New Zimmerman, Martin Images Could Make Finding a Jury Difficult: Expert

"To get a fair and impartial jury is difficult" now, Jonathan Meltz says

Jonathan Meltz
NBC Miami

The last images of Trayvon Martin before he was killed show him at the counter at a Sanford 7-Eleven as he buys Skittles and an iced tea. Another newly released photo shows a yellow tarp covering his body just a short distance from the house he was walking back to on Feb. 26.

George Zimmerman’s doctor says his nose likely was broken in their encounter, and more photos show Zimmerman’s face and head up close on the night he shot Martin, which he says he did in self-defense.

The public viewing of these images, while clearly permissible under Florida law, may make it extremely difficult to find an impartial jury, a South Florida legal expert told NBC 6.

“It makes everybody a CSI expert, a defense attorney, a prosecutor,” said Miami criminal defense attorney and former public defender Jonathan Meltz, who is not associated with the case. “To get a fair and impartial jury is difficult. They will be tainted.”

The new images were part of a massive amount of evidence, including 184 pages of documents and recordings, which prosecutors released in the second-degree murder case against Zimmerman Thursday. He has pleaded not guilty.

Meltz says the blood on the back of Zimmerman’s head, and the frontal shot which his damaged nose – which two police officers who responded to the scene described as broken in a Sanford Police offense report – will go a long way in court.

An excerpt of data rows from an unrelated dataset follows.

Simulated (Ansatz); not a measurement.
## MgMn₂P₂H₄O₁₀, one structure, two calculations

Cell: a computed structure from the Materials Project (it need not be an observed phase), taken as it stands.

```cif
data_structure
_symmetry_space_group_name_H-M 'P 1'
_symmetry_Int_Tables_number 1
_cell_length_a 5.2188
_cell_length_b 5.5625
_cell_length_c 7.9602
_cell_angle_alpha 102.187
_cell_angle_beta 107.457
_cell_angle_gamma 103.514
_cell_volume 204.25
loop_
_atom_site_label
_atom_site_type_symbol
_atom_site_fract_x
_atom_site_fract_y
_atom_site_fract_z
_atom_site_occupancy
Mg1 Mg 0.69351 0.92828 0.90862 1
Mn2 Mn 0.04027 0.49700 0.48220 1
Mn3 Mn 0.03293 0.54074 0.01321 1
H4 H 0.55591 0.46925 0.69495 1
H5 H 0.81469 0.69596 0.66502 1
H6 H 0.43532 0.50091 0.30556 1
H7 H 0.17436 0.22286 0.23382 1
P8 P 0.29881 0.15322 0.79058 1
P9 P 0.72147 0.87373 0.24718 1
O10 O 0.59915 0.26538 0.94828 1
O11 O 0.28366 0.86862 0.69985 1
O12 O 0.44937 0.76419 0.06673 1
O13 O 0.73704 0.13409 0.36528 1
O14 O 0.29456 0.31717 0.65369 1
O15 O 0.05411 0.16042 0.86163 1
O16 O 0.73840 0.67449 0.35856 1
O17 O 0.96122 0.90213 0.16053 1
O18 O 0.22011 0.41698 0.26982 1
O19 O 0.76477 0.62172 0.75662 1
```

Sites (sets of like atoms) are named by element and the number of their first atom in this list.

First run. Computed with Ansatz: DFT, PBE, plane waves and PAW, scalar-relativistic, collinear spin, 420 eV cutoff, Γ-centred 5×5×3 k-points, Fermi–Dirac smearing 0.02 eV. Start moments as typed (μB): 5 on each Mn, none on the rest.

“It appears to bolster the defense more than the state or the prosecution,” Meltz said. “You've seen multiple pictures of what his head looked like. The blood scrapings, the injuries, multiple witnesses are talking about a broken nose.”

The new documents include numerous witness accounts of the incident at The Retreat at Twin Lakes, some of which conflict.

Martin family attorney Benjamin Crump said “we’re very happy that this information is all out, it’s all transparent, so everybody in America can see it for themselves and judge it for themselves. We don't have to have no third parties interpreting it for us.”